I genuinely don’t understand why people are hung up on changing plates between sets. That’s all I do in a homegym.
At my powerlifting gym, I’m lazy as hell. I’ll jump in with different people as I’m warming up depending on who’s doing what
I personally don’t mind changing plates, but if you are having to go from 425 to 185 set after set it gets annoying as hell lol.
If I worked out at a gym like that I would probably do the same thing. The issue is I rarely get to workout with people stronger than me or close to my level lol.
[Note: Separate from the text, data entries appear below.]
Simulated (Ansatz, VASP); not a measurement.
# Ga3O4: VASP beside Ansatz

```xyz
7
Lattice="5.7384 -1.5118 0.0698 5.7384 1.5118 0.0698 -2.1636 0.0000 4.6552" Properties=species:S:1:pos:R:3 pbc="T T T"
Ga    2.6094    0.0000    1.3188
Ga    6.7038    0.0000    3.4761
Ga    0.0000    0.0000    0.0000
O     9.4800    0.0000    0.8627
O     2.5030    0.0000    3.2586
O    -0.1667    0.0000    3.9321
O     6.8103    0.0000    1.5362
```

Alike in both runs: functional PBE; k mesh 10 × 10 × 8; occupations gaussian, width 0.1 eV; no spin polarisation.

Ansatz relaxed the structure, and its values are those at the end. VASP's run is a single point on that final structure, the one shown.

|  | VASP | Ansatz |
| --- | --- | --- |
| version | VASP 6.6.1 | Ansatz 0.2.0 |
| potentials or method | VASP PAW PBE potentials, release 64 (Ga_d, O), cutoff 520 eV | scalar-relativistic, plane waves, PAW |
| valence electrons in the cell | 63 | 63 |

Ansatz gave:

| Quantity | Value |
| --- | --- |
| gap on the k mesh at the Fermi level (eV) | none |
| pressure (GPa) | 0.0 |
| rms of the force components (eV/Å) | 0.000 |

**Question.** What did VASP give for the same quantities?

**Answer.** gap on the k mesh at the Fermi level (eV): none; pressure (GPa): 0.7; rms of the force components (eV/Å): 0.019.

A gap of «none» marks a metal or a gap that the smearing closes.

Some of the girls get mad when I do that haha
I just don’t get it. I worked in with a guy that was shrugging 9 plates per side while I squatting 495. Between each set, we took all the plates off the bar, put it in the right spot and reloaded it. By the time we were done, rest was over.
I am at the gym to lift weights. That’s all that is.
Yo hurry up my preworkout is going wear off.
When my gym started, they only had two combo racks and two deadlift platforms. Basically people split up by weight range and worked in groups of 4-5
My gym since expanded
I work at 230pm, so I go at like 10-11am on weekdays, but even when I’ve gone in the evenings and it’s PACKED, I have a cool group of people at my gym. You can ask to work in with anyone and get a spotter anytime you need it, plus people are just helpful and friendly in general.
I have a home gym and I hate all the members.
For those wondering:
faces = asses in yoga pants and booty shorts.
because none of them will spot you?
Because my narcissism cannot overcome my misanthropy.
But I can sure try!
Lol, I’ll never admit to it! But ya might be on to something there haha
It doesn’t look like anyone’s answered your question yet. Yes, that is correct in your case. They said “waiting is waiting here” and you went along with it. I’m not sure where you live, but where I do there are no laws against that and gyms I’ve lifted in are unlikely to step in to manage this for you.
I was at the liquor store the other day, where one long line queued up for two available registers. A man walked in, took a good look at the long line, and had the brilliant idea of being first in line at the other register. So I set one of my Four Lokos down and says “Hey buddy, line’s back here” and pointed my thumb behind me.
Other times I’ve seen people queue up in separate lines, and you just roll the dice and hope you picked the right one. But when a single line forms, you need to respect the convention. I want my goddamn Four Loko and I’m not going to let some White Claw buying motherfucker cut in line.
You gotta do the same thing on the bench man.
Thx for your answer man. I guess I didn’t ask the question fully. There was no one I saw in immediate area so my question was mainly where is here considered. I know you dont want to crowd people. So when I saw no one around I came to it.
That guy took directions from someone holding a Four Loko?
Why are you still drinking blackout in a can???
No he just gave me a fuck off wave and the lady rang him up.
It’s more of an image thing for me really.
Braaah, he’s just a guy tryin to have a good time…
A few months ago an old friend from NY visited me in VA and after we left the bar we were at, we stopped on the way home for some more beer and couldn’t resist getting a four loko. At 12%, we’re already talking nearly 3x the potency of watery American beers. Make it a tall boy, and you’re looking at roughly 6 beers worth of alcohol in one drink. Add 60-ish grams of sugar, and you’re looking at a hell of a hangover the next day. 0 regrets.